Documentation
¶
Overview ¶
Package benchmark provides a standardized benchmark suite for measuring ML model inference performance: tok/s decode, tok/s prefill, memory usage, and time to first token.
Index ¶
Constants ¶
This section is empty.
Variables ¶
This section is empty.
Functions ¶
func ResultsJSON ¶
func ResultsJSON(results []BenchmarkResult) ([]byte, error)

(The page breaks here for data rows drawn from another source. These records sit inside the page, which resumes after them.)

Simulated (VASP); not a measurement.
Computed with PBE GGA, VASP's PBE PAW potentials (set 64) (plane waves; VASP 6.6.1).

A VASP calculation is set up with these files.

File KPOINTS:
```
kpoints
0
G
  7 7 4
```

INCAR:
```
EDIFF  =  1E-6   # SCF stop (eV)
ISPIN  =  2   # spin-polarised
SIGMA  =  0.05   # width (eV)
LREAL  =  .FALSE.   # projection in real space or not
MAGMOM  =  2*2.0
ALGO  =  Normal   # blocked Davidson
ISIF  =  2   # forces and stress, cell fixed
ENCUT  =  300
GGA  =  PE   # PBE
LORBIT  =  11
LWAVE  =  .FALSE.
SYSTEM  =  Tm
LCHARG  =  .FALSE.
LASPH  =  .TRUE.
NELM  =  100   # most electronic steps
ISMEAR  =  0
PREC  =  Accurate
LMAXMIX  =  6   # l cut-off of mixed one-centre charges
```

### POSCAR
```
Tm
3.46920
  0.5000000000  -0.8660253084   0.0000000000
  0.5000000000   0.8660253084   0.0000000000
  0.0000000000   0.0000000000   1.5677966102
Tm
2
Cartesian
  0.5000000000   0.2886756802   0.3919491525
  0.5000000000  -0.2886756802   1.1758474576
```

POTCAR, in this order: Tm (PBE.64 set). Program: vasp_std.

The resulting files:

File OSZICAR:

ResultsJSON returns the benchmark results as a JSON byte slice.
Types ¶
type BenchmarkResult ¶
type BenchmarkResult struct {
ModelName string `json:"model_name"`
Quantization string `json:"quantization"`
BatchSize int `json:"batch_size"`
DecodeTokensPerSec float64 `json:"decode_tokens_per_sec"`
PrefillTokensPerSec float64 `json:"prefill_tokens_per_sec"`
MemoryUsageMB float64 `json:"memory_usage_mb"`
TimeToFirstTokenMS float64 `json:"time_to_first_token_ms"`
Timestamp string `json:"timestamp"`
}
BenchmarkResult holds the metrics from a single benchmark configuration.
func RunB ¶
func RunB(b *testing.B, cfg Config, infer InferenceFunc) []BenchmarkResult
RunB is a helper for integrating with Go's testing.B. It creates a suite and runs it within the benchmark function, reporting decode tok/s as the benchmark metric.
type Config ¶
type Config struct {
Models []ModelSpec `json:"models"`
Quantizations []string `json:"quantizations"`
BatchSizes []int `json:"batch_sizes"`
WarmupRuns int `json:"warmup_runs"`
BenchmarkRuns int `json:"benchmark_runs"`
}
Config controls what the benchmark suite measures.
type InferenceFunc ¶
type InferenceFunc func(ctx context.Context, model ModelSpec, quantization string, batchSize int) (RunMetrics, error)
InferenceFunc is the function signature that the suite calls to run a single inference benchmark. Implementations should return metrics for one run of the given model, quantization, and batch size.
type ModelSpec ¶
type ModelSpec struct {
Path string `json:"path"`
Name string `json:"name"`
Architecture string `json:"architecture"`
}
ModelSpec identifies a model to benchmark.
type RunMetrics ¶
type RunMetrics struct {
DecodeTokensPerSec float64
PrefillTokensPerSec float64
MemoryUsageMB float64
TimeToFirstTokenMS float64
}
RunMetrics holds the raw measurements from a single inference run.
type Suite ¶
type Suite struct {
// contains filtered or unexported fields
}
Suite orchestrates running standardized benchmarks across all combinations of models, quantizations, and batch sizes.